Flickr / Cleam
Flickr / Cleam

The money of art

Recent intern at Christies, Enah Baylow, talks to Mark Barac about careers in the arts industry and the business of art.

BM: When did you decide that you wanted to work in arts sector?
EB: My passion for the arts was a rebellious passion: if it was up to my parents I would probably be doing economics or computer science. Art is something that has always been a passion of mine since a young age: art is the perfect place to hone your existing skills and develop new ones as well as express yourself. And as I get older I realise and my parents have realised that there is a business to art too.

BM: And where does business fit exactly in the art business?
EB: The careers related to art are endless. One can work as an art connoisseur, an art broker, a painter etc. My work experience at Christies exhibited that art businesses really do rely on a fusion of arts and business.

BM: Would you say today’s arts world is very much business focused or would you say it still retains its artistic origins and is untainted by money?
EB: I believe that in third world countries and underdeveloped regions in the world art retains its non-monetary motivated origins. The purpose of art in the developing world transcends the individual and does not fulfil a specific external purpose. In the developing world art is just something a human does through nature and is beyond utility. However, in the West and in China art is a lot more business focused: take artists such as Jeff Koons, Damien Hirst and Ai Weiwei for example. For them the concept of money outweighs the artistic motive.
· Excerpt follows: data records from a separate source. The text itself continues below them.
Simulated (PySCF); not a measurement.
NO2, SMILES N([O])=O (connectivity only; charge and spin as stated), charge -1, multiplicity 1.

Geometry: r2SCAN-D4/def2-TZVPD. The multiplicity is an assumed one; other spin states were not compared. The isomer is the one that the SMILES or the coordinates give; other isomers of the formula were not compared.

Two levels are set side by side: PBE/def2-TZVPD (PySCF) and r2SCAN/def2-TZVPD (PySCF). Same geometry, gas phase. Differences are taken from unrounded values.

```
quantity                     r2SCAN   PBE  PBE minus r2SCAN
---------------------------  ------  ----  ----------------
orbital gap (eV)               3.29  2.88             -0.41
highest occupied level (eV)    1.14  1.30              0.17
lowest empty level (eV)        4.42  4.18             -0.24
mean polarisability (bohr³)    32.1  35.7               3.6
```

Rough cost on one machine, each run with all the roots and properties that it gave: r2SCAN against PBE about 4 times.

BM: And going on from that question, would you say your personal motives for getting in art were money orientated?
EB: Obviously when thinking of a career your financial welfare is very important. Money is an enabler and strong finances enable you to pursue interests of your own. But I am not in art for the money: I love art as it is all about working with people, for example most the photos I take are with friends or acquaintances. Freedom of creativity for me always comes above finances: that said if I create a good piece of art I don’t mind getting a good fee for it!

BM: Has your volunteering or retail work helped you with your applications?
EB: The volunteering work on my CV has helped me a lot more than my retail work: I have volunteered in places like the Birmingham Museums and Art Gallery, The Herbert Gallery in Coventry and the Mead Gallery right here on campus. Warwick University is great as it is close to so many good galleries; experience is not too hard to obtain. Volunteering is good as it shows you are in the arts for the experience rather than the money. During my volunteering I developed a lot as a person, I developed the tenacity for success as well as a drive to succeed. I still volunteer to this day after doing numerous internships: you can never volunteer too much.

BM: What would you say is the best work experience you have had?
EB: The best experience I have had has to be at Christie’s in London: it is a billion dollar company and the opportunities within the business are endless. The company also has a very international focus and they gave me the opportunity to network and liaise with Christie’s branches round the world. During my time there I helped curate an auction exhibition for the September the sales season. The sales season there is crazy: when I worked there on the opening day of their South Kensington branch the total amount of sales came up to £2,576,312.

BM: How did you actually go about acquiring your experience at Christie’s?
EB: I filled out an online application around February: I had plans for summer but I put them on hold for Christie’s. My interview was around May: what really helped with my application was my previous gallery experience. It was not just the fact I worked at the gallery that helped me; what really helped me was the contacts I acquired whilst working at the gallery.

BM: How has your work experience developed you as a person?
EB: Work experience developed my aspirations a lot: it made me realise I want to be either an art broker or connoisseur.

BM: What was the biggest hurdle to overcome in pursuing your artistic dreams?
EB: My parents initially found it hard to accept my career path: however I have to thank them as once they realised that art was my beckoning they really supported me a lot. Their support for me grows every day and I am forever grateful for it.

BM: And now that you know art is calling, what are your plans for the future?
EB: My first plan is to get a good grade out of university. Doing well at university is a must for me, as I am hopefully doing a masters in Fine Art. After that I want to move to a arts centre in New York or Berlin and pursue a career as an art broker with a firm. In terms of what firm I want to work for I am very open minded, as long as I suit the culture of the firm and the culture of the firm appeals to me.

BM: And finally, what one piece of advice would you give to other young connoisseurs of art starting out?
EB: Get out the house, experience life and art for real. It is imperative to connoisseurship to see art in real life as it cannot be fully appreciated through a computer screen. Volunteer in a lot of museums and galleries too. Immerse yourselves in art!